There is an island with $N$ inhabitants (for example $A_1, A_2, \dots, A_N$), each of them is either a knight, a knave, or a spy. As usual:
- knights will always tell the truth upon answering a question,
- knaves will always lie,
- and spies can do both (however they always alternate the truth value of their answers, i.e. if they lied they definitely will tell the truth upon the next answer, and vice versa).
You must determine the correct identities of all $A_i$'s by asking questions, which have to be of one of the following forms:
- Is $A_j$ a knight/knave/spy? (It includes the $i=j$ case, so you particularly can ask "Are you a knight/knave/spy?") The answer will be either "yes" or "no".
- How many knights/knaves/spies are among you? The answer will be an integer between $0$ and $N$, inclusively (so, for example for $N=20$, even a knave wouldn't answer $25$, $-3$, or $8.5$).
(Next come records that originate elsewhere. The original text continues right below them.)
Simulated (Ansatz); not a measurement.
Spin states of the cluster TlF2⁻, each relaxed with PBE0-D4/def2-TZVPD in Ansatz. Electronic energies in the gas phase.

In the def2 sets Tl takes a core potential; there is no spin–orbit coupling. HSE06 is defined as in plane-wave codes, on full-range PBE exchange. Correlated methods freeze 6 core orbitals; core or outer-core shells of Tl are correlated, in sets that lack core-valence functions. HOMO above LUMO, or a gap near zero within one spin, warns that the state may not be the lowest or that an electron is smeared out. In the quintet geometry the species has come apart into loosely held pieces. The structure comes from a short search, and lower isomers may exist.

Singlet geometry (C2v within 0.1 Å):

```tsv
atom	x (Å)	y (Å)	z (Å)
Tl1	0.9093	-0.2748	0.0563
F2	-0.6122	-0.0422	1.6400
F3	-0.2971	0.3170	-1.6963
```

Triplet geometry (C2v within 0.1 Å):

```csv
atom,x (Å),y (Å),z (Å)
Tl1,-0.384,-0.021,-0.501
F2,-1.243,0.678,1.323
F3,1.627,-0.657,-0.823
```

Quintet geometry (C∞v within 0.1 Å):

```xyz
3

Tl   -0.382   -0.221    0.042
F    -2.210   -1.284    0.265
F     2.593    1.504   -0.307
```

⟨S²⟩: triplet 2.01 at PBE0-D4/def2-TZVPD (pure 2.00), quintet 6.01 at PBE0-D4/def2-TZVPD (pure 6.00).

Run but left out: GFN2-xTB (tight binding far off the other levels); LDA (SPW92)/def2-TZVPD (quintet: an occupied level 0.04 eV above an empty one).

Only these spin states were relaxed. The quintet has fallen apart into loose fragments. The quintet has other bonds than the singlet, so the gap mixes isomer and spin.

It's very easy to construct a solution with $2N$ questions, namely asking each islander twice: "Are you a spy?", because
- a knight will say "no" at both times (since knights never lie, and a knight is indeed not a spy),
- a knave will say "yes" both times (vice versa, a knave always lies, and still isn't a spy),
- and a spy will give different answers each time (because spies never lie or tell the truth twice in a row).
So, after 2 questions we can reveal the identity of one given islander.
The question to this puzzle is: Can the number of questions be less than $2N$, and if it can, what's the minimum number of questions needed? (In the solution above, the second type of questions was not even used.)
Update (some clarifications):
- As usual, the question is about the worst case (i.e. a strategy that guarantees the identifying after specified number of questions (with 100% probability)).
- All islanders know the identities of each other.
- Groups cannot be subdivided (the "second-type" question always refer to the whole set).